Stacked Column Chart and Clustered Column Chart in R GGplot
Stacked Column Chart
A stacked column chart also known as a stacked bar chart is a type of bar graph that stacks the categories of a group on top of each other. Each stack (category) is usually presented in a different color. The height of each stack is proportional to the percentages of that category.
The following R code generates a simple stacked column chart. The R dataset mtcars will be used to generate the graph. First, the percentages are calculated and then these are used to generate the bar graph.
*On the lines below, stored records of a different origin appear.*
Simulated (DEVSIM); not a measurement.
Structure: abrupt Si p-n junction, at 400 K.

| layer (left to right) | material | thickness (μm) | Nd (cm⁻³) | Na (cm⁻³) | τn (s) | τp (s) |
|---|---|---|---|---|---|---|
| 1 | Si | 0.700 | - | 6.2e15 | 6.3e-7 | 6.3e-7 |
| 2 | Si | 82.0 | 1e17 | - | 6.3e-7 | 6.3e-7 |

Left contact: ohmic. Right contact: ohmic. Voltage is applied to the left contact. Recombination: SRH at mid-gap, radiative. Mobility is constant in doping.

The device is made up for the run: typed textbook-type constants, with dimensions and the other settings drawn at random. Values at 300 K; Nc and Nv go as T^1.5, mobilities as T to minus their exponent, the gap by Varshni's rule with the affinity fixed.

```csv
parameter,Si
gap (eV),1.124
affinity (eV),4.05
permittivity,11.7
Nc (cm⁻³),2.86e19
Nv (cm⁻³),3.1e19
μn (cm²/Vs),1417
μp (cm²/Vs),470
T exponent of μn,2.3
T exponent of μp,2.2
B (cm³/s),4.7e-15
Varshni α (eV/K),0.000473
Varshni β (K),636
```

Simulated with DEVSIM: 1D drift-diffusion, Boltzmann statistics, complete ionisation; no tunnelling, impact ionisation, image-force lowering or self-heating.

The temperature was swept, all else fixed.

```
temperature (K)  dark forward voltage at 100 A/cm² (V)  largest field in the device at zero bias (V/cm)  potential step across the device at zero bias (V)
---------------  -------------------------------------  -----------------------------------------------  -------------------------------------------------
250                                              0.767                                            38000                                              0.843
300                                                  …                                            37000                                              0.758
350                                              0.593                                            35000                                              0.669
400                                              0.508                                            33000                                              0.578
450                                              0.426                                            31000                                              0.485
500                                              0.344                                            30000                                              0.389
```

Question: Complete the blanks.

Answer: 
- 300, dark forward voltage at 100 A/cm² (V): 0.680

#calculating the N and % of number of cylinders per number of carburetors using the summarize()
barg01 <- mtcars %>%
group_by(cyl, carb)%>%
summarize(num=n())%>%
mutate(perc=num/sum(num)*100)
#create the basic stacked column chart in R
s <- ggplot(data=barg01, aes(x=factor(cyl), y=perc, fill=factor(carb))) +
#the function geom_bar() creates a column or bar chart
geom_bar(stat="identity", width=0.4)
The above R codes produce the default graph. We can use the following functions to customize the graph to make it more aesthetically pleasing.
#stacked bar graph
s +
#axes labels and legend title
labs(y = "Percentage", x = "Number of Cylinders", fill = "# Carburetors") +
#specify the color for each of the carburetor category
scale_fill_manual(values=c("#FFFF80","#FFFF00","#FFBF00","#FF8000","#FF4000","#FF0000")) +
#choose theme - a change not related to the input data
theme_classic()
Clustered Column Chart
A clustered column chart also known as a clustered bar chart or dodge bar graph is a type of bar graph that presents the categories of a group next to each other in a different color.
The following R codes will convert the above stacked column chart to a clustered column chart.
#Clustered bar graph
ggplot(data=barg01, aes(x=factor(cyl), y=perc, fill=factor(carb))) +
labs(y = "Percentage", x = "Number of Cylinders", fill = "# Carburetors") +
#position= argument generates a clustered bar graph. The rest of the codes is the same as above
geom_bar(stat="identity", width=0.4, position=position_dodge()) +
scale_fill_manual(values=c("#FFFF80","#FFFF00","#FFBF00","#FF8000","#FF4000","#FF0000")) +
theme_classic()
The R code to create the clustered column chart is similar to the one used above for the stacked column chart. The difference is the addition of the parameter position=position_dodge() in the function geom_bar() function.